Lexington, the horse and its history, make appearance at Kentucky Book Festival
Author Geraldine Brooks didn’t get horse fever until she was 50, when she started riding, and eventually brought one home. It was also around the time when the author of “March,” a Pulitzer-Prize winning exploration of the patriarch of “Little Women,” started thinking about her next project. Or tried to.
“I became horse obsessed,” Brooks said in a phone interview. “It was all I wanted to think about — I wasn’t getting work done. Then I heard about Lexington quite by chance.”
By Lexington, Brooks does not mean our fair city, but the horse named for it, Lexington, one of the most famous race horses and sires of all time. She was at a lunch near her home in Massachusetts, and at her table was a guest who worked at the Smithsonian who had just delivered Lexington’s skeleton to the Museum of the Horse.
“My lunch was uneaten, I was leaning across the table to listen to him,” she said. “I realized straight away I had my next novel.”
That novel is “Horse,” a historical and fictional venture into the life of Lexington, his Black trainer, Harry Lewis, and his Black groom and friend, Jarret. Lexington was born in 1850 at Dr. Elisha Warfield’s farm The Meadows outside Lexington during the short-lived heyday of Black horsemen in the Thoroughbred industry.

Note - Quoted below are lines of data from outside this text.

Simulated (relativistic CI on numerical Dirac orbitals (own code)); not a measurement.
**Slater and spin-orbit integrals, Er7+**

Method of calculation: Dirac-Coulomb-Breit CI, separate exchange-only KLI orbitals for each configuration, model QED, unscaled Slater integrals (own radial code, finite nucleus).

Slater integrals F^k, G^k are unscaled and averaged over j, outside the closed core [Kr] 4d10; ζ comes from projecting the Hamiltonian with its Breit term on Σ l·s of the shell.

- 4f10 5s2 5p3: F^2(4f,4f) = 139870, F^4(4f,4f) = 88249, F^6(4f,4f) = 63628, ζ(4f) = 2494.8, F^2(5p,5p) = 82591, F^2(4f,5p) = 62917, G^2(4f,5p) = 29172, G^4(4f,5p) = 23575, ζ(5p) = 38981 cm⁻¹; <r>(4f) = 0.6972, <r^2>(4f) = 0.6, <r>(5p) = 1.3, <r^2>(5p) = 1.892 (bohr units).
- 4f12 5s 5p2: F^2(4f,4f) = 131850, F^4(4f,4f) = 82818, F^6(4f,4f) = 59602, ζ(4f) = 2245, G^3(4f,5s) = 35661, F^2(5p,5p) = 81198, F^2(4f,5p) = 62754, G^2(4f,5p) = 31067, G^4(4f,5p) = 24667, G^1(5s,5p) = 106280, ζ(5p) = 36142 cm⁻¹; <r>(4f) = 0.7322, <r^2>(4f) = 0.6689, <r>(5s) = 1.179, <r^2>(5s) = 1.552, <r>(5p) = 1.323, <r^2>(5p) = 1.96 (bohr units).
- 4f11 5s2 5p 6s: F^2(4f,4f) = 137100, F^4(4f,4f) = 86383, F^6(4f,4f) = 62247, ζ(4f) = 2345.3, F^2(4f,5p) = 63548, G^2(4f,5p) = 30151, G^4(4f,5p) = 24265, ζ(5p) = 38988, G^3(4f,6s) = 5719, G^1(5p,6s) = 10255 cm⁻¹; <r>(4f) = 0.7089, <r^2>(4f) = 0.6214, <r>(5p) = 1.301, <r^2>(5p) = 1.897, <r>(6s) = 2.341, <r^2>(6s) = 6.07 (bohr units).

Brooks came down to Lexington with her late husband, Tony Horowitz, author of Confederates in the Attic, who was researching a book on Frederick Law Olmsted titled “Spying on the South.”
While here she met with experts like Bill Cooke who started the Chronicle of African Americans in the Horse Industry, and did research at the Keeneland library.
“The horse is so immaculately documented by racing press, so it was very easy to get the facts,” Brooks said. “It’s a very hard task to get information about enslaved people, but in the case of the Black horsemen because their skills were so valuable, they were written about, so you can actually get a sense of what their life was like.”
“Horse” intersperses the tale of Lexington’s racing and breeding career with the modern-day story of a Ph.D. student who finds the discarded painting of a horse, and then meets a Smithsonian researcher working on a dusty horse skeleton. Past and present are woven together in a perceptive look at our past and current racial sins.
Brooks will be back in Lexington on Oct. 29 at 2 p.m. to speak at the Kentucky Book Festival with poet and author Frank X. Walker. For more information, go to https://kybookfestival.org/. Brooks joins a star-studded lineup of speakers, including Barbara Kingsolver, Wendell Berry, Jon Meacham, Silas House and Crystal Wilkinson, among others.
The festival is at Joseph Beth Books. Despite or because of her love of horses, the one place you will not see her is at this year’s Keeneland meet. She doesn’t like the statistical odds that a horse might break down in front of her.
“Lexington’s bone structure was so much denser and stronger than anything today,” she said. “Horses are being bred to be frailer and frailer and that’s just stupid.
“I think the American racing industry really has to come to grips with its practices,” she said. “There are things going on here that no civilized country would allow, that are not acceptable for these beautiful animals we’re asking so much of. I love horses. Racing not so much.”